I hope many of you read my recent post: Myth Busting: Storage Guarantees wherein I raised questions around the storage savings guarantee from EMC. The basic question is how can they deliver greater storage savings with fewer technical capabilities and use cases than what is available from NetApp. I believe this is a fair question and was hoping for some information sharing.
Now I don’t expect most to be storage experts and to help raise the level of understanding I created the following chart.
Simply put, when one understands the technologies, their capabilities, and the parameters where each technology can be enabled; such a claim doesn’t appear to hold water.
As I have in the past, I extended an invitation to EMC to review the chart and to educate the public as to how the storage savings in their guarantee can be accomplished.
Unfortunately the only response (or compliment) the post received was from Chuck Hollis who shared a less than complimentary comment of “chartsmithing” in reference to the accuracy of the contents in the chart.
Honestly, I’m a bit concerned that the technical folks at EMC may have been asked to not engage in technical discussions. It appears as they want to communicate a message ofadvancedstorage technologies are the fundamentally the same from vendor to vendor, yet when asked to elaborate they becomedeafly silent. In my opinion, this behavior is like saying another hypervisor on the market today has the same capabilities as VMware ESXi, and one shouldn’t be concerned with the differences.
As for the lack of dialog, the silence speaks volumes…
The Lone Standout
To my surprise I recently learned of and read the post “Lies, Damn Lies, and Marketing…” from Richard Anderson, an engineer at EMC.
I commend Richard for his efforts and sharing his insight, and his level of professional courtesy. The post begins by verifying the content of the chart…

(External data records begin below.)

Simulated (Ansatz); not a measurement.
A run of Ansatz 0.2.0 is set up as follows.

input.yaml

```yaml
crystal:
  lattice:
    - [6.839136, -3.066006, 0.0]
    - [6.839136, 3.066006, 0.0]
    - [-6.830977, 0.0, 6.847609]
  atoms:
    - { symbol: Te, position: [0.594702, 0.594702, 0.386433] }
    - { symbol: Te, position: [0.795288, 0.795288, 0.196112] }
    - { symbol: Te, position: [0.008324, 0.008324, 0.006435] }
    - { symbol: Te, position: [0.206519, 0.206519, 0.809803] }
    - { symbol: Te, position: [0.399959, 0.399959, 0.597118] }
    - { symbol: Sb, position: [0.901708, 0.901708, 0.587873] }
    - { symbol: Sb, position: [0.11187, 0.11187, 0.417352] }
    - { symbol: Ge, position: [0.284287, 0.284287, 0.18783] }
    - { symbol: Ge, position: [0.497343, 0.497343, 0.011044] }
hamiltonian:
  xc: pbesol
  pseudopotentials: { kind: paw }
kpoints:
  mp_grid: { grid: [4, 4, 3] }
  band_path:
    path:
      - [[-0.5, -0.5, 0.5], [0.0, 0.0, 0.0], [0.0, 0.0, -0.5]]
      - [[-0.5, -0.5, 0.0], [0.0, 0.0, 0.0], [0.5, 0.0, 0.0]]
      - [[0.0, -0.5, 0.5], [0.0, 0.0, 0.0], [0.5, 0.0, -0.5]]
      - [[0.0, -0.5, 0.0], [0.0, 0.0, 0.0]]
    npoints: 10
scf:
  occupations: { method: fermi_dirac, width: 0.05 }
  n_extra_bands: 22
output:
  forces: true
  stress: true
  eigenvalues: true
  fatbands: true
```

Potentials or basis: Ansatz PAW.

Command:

“As presented, Vaughn’s chart (below) is technically factual (with one exception which I’ll note), but it plays on the human emotion of Good vs Bad.”
“As far as keeping things factual, some of the EMC and NetApp features in this chart are not necessarily shipping today (very soon though, and since it affects both vendors I’ll allow it here).”
Houston, We Have Agreement
It is always great to see eye-to-eye with a competitor, however brief the mutual agreement may last.
At this point in the post Richard begins to change the subject of the discussion by modifying the measurement of storage savings technologies available on EMC arrays to one of stating that a SAN array and a unified array are two different types of storage controllers and thus this is an incorrect comparison.
“The first and biggest problem is the chart compares EMC Symmetrix and EMC Clariion dedicated-block storage arrays with NetApp FAS, EMC Celerra, and NetApp vSeries which are all Unified storage systems or gateways. Rather than put n/a or leave the field blank for NAS features on the block-only arrays, the chart shows a resounding and red NO, leading the reader to assume that the feature should be there but somehow EMC left it out.”
Technically speaking, Richard’s point is correct; however, his application of this distinction is unrelated to the topic of storage savings capabilities.
Comparing the storage savings capabilities that are available with SAN deployments CAN be directly compared, such as with a NetApp Unified FAS Array and a Traditional EMC SAN Array. In order to do so one must only look at the SAN capabilities. I believe I have done this in the original chart.
“I’ve taken the liberty of massaging Vaughn’s chart to provide a more balanced view of the feature comparison.”
“The goal if my post here really is to show how the same data can be presented in different ways to give readers a different impression.”
(click on chart to view at full size)
From what is shared I have a two comments. First – Zero Space Reclamation is the ability to reclaim data which has been deleted in a VMDK or LUN but still resides in the guest’s file system. This is not the same capability as compression.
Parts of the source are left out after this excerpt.